Sihanouk, who had been out of the country at the time of the coup, had been walking a fine line for years between the Americans and the North Vietnamese– he allowed the U.S. to conduct strategic bombing against NVA targets inside Cambodia while at the same time he was the one who granted those same NVA troops sanctuary within his borders. Sihanouk was desperate to keep his country out of the fighting war so he played both ends against the middle, and was remarkably successful at it. In the end it was his inability, or lack of effort, to stop supplies destined for the NVA and Viet Cong from traversing his ports and countryside that led the US to support his removal.

Ousted unceremoniously, Sihanouk was quick to respond. He did so by aligning himself, temporarily it turned, with Cambodian Communists, known as the Khmer Rouge. His hope was for a lightning counter-strike to oust Lon Nol’s regime and regain power. With hindsight we know that was a pure pipe dream. The Khmer Rouge are led by an unknown figure named Pol Pot, who eagerly capitalizes on the enormous prestige and popularity of Prince Sihanouk to increase support for his Khmer Rouge movement among Cambodians.

March 20, 1970 – Cambodian troops under Gen. Lon Nol attack Khmer Rouge and North Vietnamese forces inside Cambodia. At the White House, Nixon and top aides discuss plans to assist Lon Nol’s pro-American regime. These discussions led to President Nixon‘s decision to invade Cambodia later that spring. A big part of Sihanouk’s deal with the NVA that allowed them to use his territory was for them to control Pol Pot. His sudden about-face alliance with them after the coup proved to be a fatal calculation for his people. When the American invasion bogged down, after both American and NVA troops pulled out, a vacuum was left in the Cambodian countryside. The Khmer Rouge effectively exploited it.
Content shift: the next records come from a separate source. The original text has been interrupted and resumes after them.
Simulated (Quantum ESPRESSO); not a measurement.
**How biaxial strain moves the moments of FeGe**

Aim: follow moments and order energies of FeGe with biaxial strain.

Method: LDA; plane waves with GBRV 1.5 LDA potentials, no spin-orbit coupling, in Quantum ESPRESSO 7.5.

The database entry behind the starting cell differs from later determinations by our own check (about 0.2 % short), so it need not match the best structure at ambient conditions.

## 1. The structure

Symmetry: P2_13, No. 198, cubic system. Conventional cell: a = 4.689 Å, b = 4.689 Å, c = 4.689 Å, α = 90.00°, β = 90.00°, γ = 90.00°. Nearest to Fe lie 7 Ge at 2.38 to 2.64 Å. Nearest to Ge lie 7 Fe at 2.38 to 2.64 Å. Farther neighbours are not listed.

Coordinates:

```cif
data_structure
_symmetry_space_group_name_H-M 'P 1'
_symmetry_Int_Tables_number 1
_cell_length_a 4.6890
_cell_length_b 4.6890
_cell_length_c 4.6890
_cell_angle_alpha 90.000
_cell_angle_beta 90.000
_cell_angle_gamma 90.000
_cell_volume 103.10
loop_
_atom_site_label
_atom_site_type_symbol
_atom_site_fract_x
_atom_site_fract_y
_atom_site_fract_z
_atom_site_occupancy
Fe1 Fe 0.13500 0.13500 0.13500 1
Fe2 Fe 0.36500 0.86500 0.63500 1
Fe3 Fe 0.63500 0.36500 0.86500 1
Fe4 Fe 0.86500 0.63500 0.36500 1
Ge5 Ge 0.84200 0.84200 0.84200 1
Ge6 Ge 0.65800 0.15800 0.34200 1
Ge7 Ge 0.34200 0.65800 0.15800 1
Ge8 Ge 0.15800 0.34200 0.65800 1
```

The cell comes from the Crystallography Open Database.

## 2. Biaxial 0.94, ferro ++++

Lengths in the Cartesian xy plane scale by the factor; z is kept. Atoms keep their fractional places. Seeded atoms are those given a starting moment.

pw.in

Pol Pot would go on to violently oust Lon Nol and then enforce a radical experiment to create an agrarian utopia, resulting in the deaths of 25 percent of the country’s population (2,000,000 persons) from starvation, overwork and systematic executions.

In a very real sense then, the overthrow of Prince Sihanouk by Lon Nol, with America’s backing, set the stage for what came later– the horrific Cambodian genocide orchestrated by Pol Pot and his henchmen.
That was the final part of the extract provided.